# Project 4
## Students:
 - Bryson Gullett
 - Robert Schaffer
 - Matthew Dixson
 

In [1]:
import tensorflow as tf
from tensorflow import keras
from tensorflow import optimizers
from tensorflow.keras import layers
import numpy as np
import re
import random as rand

In [2]:
print(tf.__version__)# you may want to upgrade to 2.10.0

2.12.0


### Please Use Markdown
> for markdown, see here: https://www.ibm.com/docs/en/watson-studio-local/1.2.3?topic=notebooks-markdown-jupyter-cheatsheet

## Task 1

In [3]:
class TransformerModel():
    def __init__(self, vocab_size, embed_dim=256, num_heads=2, num_blocks=1, ff_dim=256, maxlen=80, rate=0.1):
        #initailize variables
        self.vocab_size = vocab_size
        self.embed_dim = embed_dim
        self.num_heads = num_heads
        self.num_blocks = num_blocks
        self.ff_dim = ff_dim
        self.maxlen = maxlen
        self.rate = rate

    def TransformerBlock(self, inputs):
        #create the transformer block as discribed in the writeup, use the Keras functional API (https://keras.io/guides/functional_api/)
        #MultiHeadAttention layer, specifiy 'use_causal_mask=True' (https://keras.io/api/layers/attention_layers/multi_head_attention/)
        #LayerNormalization layer, specifiy 'epsilon=1e-6' (https://keras.io/api/layers/normalization_layers/layer_normalization/)
        #Use the rate variable for the dropout layers and remember to use two dense layers
        #See assignment and its figures for more details.
        multihead_atten = layers.MultiHeadAttention(num_heads=self.num_heads, key_dim=self.num_heads, dropout=self.rate)(inputs, inputs, use_causal_mask=True)
        add1 = layers.Add()([multihead_atten, inputs])
        layer_norm1 = layers.LayerNormalization(epsilon=1e-6)(add1)
        dense1 = layers.Dense(self.ff_dim, activation='relu')(layer_norm1)
        dense2 = layers.Dense(self.ff_dim, activation='relu')(dense1)
        dropout1 = layers.Dropout(self.rate)(dense2)
        add2 = layers.Add()([dropout1, layer_norm1])
        layer_norm2 = layers.LayerNormalization(epsilon=1e-6)(add2)

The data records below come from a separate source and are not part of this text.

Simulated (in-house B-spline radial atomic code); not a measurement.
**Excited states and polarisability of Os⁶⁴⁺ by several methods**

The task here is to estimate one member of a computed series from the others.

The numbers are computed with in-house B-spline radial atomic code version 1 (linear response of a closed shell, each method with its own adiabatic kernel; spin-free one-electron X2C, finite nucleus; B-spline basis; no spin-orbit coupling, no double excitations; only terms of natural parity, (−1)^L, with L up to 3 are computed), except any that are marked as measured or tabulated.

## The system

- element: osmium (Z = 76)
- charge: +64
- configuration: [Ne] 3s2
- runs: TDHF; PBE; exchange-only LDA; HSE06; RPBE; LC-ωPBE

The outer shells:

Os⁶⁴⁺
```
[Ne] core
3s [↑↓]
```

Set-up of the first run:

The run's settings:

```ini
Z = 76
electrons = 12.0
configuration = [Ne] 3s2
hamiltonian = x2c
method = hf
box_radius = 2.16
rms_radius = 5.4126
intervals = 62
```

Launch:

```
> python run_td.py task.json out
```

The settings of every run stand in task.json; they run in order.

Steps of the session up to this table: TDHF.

        return layer_norm2
    
    def EmbeddingLayer(self, inputs):
        #create the embedding layer
        #create (1) an embedding for the tokens and (2) an embedding for the positions
        #you can use https://keras.io/api/layers/core_layers/embedding/ Embedding class
        #you can use tf.range to enocde positions
        #add (1) and (2) and return the layer
        positions = layers.Lambda(lambda x: tf.multiply(tf.ones_like(x, dtype='int32'), tf.range(self.maxlen)))(inputs)
        token_embeddings = layers.Embedding(self.vocab_size, self.embed_dim, input_length=self.maxlen)(inputs)
        position_embeddings = layers.Embedding(self.maxlen, self.embed_dim, input_length=self.maxlen)(positions)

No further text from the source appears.